In general, it is a tradeoff between throughput and latency while tuning server persistent connection handling. The KeepAliveQueryQuery* directives (KeepAliveQueryMeanTime and KeepAliveQueryMaxSleepTime) control latency. Lowering the values of these directives is intended to lower latency on lightly loaded systems (for example, reduce page load times). Increasing the values of these directives is intended to raise aggregate throughput on heavily loaded systems (for example, increase the number of requests per second the server can handle). However, if there's too much latency and too few clients, aggregate throughput will suffer as the server sits idle unnecessarily. As a result, the general keep-alive subsystem tuning rules at a particular load are as follows:
If there's idle CPU time, decrease KeepAliveQueryMeanTime and/or KeepAliveQueryMaxSleepTime.

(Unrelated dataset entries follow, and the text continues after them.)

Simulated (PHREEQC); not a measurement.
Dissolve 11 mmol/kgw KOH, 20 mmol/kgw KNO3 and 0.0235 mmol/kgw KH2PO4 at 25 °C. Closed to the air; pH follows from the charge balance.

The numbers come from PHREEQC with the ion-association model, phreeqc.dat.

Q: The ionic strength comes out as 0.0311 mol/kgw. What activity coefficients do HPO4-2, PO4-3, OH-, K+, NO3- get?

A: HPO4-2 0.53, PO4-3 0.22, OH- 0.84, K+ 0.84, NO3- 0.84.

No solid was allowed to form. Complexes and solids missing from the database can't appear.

If there's no idle CPU time, increase KeepAliveQueryMeanTime and/or KeepAliveQueryMaxSleepTime.
For more information about these directives, seeKeep-Alive Subsystem Tuning
Also, chunked encoding could affect the performance for HTTP/1.1 workload. Tuning the response buffer size could positively affect the performance. A higher OutputStreamSize for a plugin would result in sending Content-length: header, instead of chunking the response.